WinGizmo is Gizmo5’s Windows-based softphone client for Voice over Internet Protocol (VoIP). The company (Gizmo5) offers softphone clients for Windows, Mac and Linux, as well as dedicated clients for mobile phones and Nokia tablets. The features are very similar between the different operating systems, and this review will focus on the Gizmo client running on Windows (WinGizmo).
Gizmo5 also offers dedicated phone-in numbers, credit for calling out over their proprietary VoIP network, and offers basic configuration information for using other softphones with these services. They were the first company to officially support linking to a Google Voice account, and were acquired by Google a few months after that. So far little has changed about their basic operating in the wake of the acquisition.
The Gizmo5 softphone for Windows offers a straightforward interface and is a free download. It is not of much use without either the Gizmo5 service or the Google Voice service for the VoIP bridge.

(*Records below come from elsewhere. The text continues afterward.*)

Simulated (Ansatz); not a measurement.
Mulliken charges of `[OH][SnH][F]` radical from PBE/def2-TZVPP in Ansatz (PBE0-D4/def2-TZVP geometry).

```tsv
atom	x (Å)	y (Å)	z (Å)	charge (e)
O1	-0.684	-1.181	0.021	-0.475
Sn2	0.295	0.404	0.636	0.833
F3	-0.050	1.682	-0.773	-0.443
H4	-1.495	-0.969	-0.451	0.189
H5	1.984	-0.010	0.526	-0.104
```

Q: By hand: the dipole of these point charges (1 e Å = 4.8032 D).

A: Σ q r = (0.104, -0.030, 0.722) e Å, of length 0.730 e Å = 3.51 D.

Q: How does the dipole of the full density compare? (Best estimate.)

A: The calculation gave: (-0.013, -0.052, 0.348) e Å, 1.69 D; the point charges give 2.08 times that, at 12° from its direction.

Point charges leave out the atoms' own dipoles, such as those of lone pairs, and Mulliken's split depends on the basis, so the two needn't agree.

Using the basic Gizmo services, much like Skype, peer to peer (e.g. Gizmo client->Gizmo client) calls are free. Additionally, the linking of one’s Google Voice account with the Gizmo client effectively provided the ability to reliably make free VoIP calls in and out to practically anyone – landline, cellular, and any open VoIP network (e.g. not a closed system like Skype’s). Users needing to contact Skype-based users can purchase special Skype credits from Gizmo5 if they wish.
The user interface (UI) is similar to a standard instant messaging (IM) type of application, and the software also offers integration with the contacts in IM clients you may be running such as AIM or MSN. The UI looks slightly dated, almost like a Windows 3.1-based application, but it performs well and is efficient in its use of memory and resources. The UI holds up visually compared to Skype, for example, but suffers when compared to Counterpath’s X-Lite.
Gizmo5 is still making updates to the application to improve performance and call quality, and at least one update has come out since the Google acquisition. This is actually encouraging in my opinion, as development is obviously ongoing. The most recent versions are extremely stable, so this is not a matter of constant security or stability patches, but rather seem to be continuous improvement in their applications.
The quality of audio during a VoIP call using WinGizmo will, naturally, depend to a large degree on the VoIP network you use for a provider of service. I have used Gizmo5’s native network and found the quality and strength to be very consistently solid.
Gizmo5 is similar to Skype in many ways, though they also offer some features that Skype does not. For example, you can conference multiple calls between computers together in their client applications. Where Skype has sought to increase market share by bundling their client software on many new computers, Gizmo5 has steadily sought to increase market share with a more open architecture and array of services. Their rates for the various premium services are quite competitive, and with their acquisition by Google it is very likely they will be in business for quite some time (see Google’s acquisition of Grand Central for an interesting history).
Support for the application is somewhat limited, and is primarily available from online forums with other users posting in their message boards. The company maintains an FAQ system that is fairly average for the industry. If you are fairly new to VoIP and softphones, you may find Skype a bit better at “hand-holding” – but if you enjoy playing with technology, Gizmo5 can be a lot of fun.
While their network is not completely open architecture, I find them to be more transparent than systems such as Skype’s.
The UI of the application definitely does not thrill, but ff you are looking for an affordable, quality VoIP soft system, Gizmo5 may very well suit your needs – especially if you have a Google Voice account. If you are already on Skype and rely a lot on contacting other Skype users, it may not.